Role of Independent Directors
The role of Independent Directors involves raising business credibility and governance requirements. Better governance is the responsibility of Independent Directors, who do this by actively participating in the committees that the company has established. The Independent Directors are required to follow the code of conduct, as stipulated in the terms of Schedule IV of the Companies Act, 2013 and carry out their duties in a trustworthy and diligent manner. SEBI (Listing Obligations and Disclosure Requirement) Regulations, 2015 read along with Schedule IV provide Independent Directors enormous authority and responsibility. SEBI regulation has put humungous responsibility on the Independent Directors. Independent Directors not only review the performance of other directors, but also review the performance of listed entity considering the views of the executive director and non-executive directors. Independent Directors are required to attend the board and general meetings of the company and need to be well informed of the events taking place in the company. Independent Directors are also accountable to report the suspected fraud, and the concern related to the infringement of the company’s code of conduct.
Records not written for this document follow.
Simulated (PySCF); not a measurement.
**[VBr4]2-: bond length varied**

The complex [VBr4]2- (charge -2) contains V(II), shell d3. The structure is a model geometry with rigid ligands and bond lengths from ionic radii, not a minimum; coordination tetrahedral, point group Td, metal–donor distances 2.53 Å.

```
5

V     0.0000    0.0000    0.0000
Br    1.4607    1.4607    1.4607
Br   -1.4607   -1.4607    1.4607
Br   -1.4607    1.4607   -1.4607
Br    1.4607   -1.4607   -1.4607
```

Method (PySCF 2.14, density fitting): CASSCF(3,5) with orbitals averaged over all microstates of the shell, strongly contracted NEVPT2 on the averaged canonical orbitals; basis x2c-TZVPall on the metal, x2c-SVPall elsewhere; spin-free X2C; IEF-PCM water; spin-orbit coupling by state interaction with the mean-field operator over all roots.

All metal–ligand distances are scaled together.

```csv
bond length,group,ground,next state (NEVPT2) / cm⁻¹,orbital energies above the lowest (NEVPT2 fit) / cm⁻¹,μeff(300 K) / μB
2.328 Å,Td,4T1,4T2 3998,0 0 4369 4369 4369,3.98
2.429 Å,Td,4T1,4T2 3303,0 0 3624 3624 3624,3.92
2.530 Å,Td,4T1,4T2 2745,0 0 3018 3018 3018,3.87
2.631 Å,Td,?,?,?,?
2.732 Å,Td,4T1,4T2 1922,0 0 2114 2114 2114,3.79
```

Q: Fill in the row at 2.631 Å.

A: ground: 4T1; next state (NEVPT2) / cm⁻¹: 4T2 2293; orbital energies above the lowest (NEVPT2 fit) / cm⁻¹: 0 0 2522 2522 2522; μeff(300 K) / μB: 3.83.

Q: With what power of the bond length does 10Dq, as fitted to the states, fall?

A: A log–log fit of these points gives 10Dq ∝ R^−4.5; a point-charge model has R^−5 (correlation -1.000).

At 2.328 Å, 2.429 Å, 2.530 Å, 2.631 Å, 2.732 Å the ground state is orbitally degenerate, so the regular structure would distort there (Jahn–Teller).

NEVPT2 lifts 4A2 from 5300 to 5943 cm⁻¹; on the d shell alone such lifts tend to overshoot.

Liability of Independent Directors
Earlier under the Companies Act of 1956, Independent Directors were not considered to be “officers in default” and consequently were not held liable for the actions of the board whereas after the enactment of the Companies Act, 2013, in accordance with Section 149 (12) of the Companies Act, 2013, the liability of Independent Directors is limited to such acts of omission or commission by a company which had occurred with their knowledge, attributable through board processes, and with their consent or connivance or where they had not acted diligently. However, the regulatory authorities also agree with limitations and difficulties related to fiduciary duties of Independent Directors. In this regard, the Ministry of Corporate Affairs (MCA) on March 2, 2020, issued a clarification stating that prosecutions against Independent and Non-Executive Directors will not be brought unless there is adequate proof to demonstrate that the default or violation was committed with their knowledge or consent, or that they were guilty of fraud or gross and deliberate negligence. The strict adherence to the liability mentioned in Section 149(12) of the Companies Act, 2013 was seen in the case of Deloitte Haskins & Sells LLP and Ors. v. Union of India (2020)1 where Independent Directors were made to resign from their position as they failed to fulfil their statutory duty, which was to report concerns about unethical behavior, actual or suspected fraud, or violation of the company’s code of conduct or ethics policy. However, there was no monetary penalty imposed on the Independent Directors. The Companies Act, 2013 and the revised corporate governance norms of the Securities Exchange Board of India (SEBI) for listed companies, have placed significant accountability for fraud risk management on Independent Directors and the audit committee.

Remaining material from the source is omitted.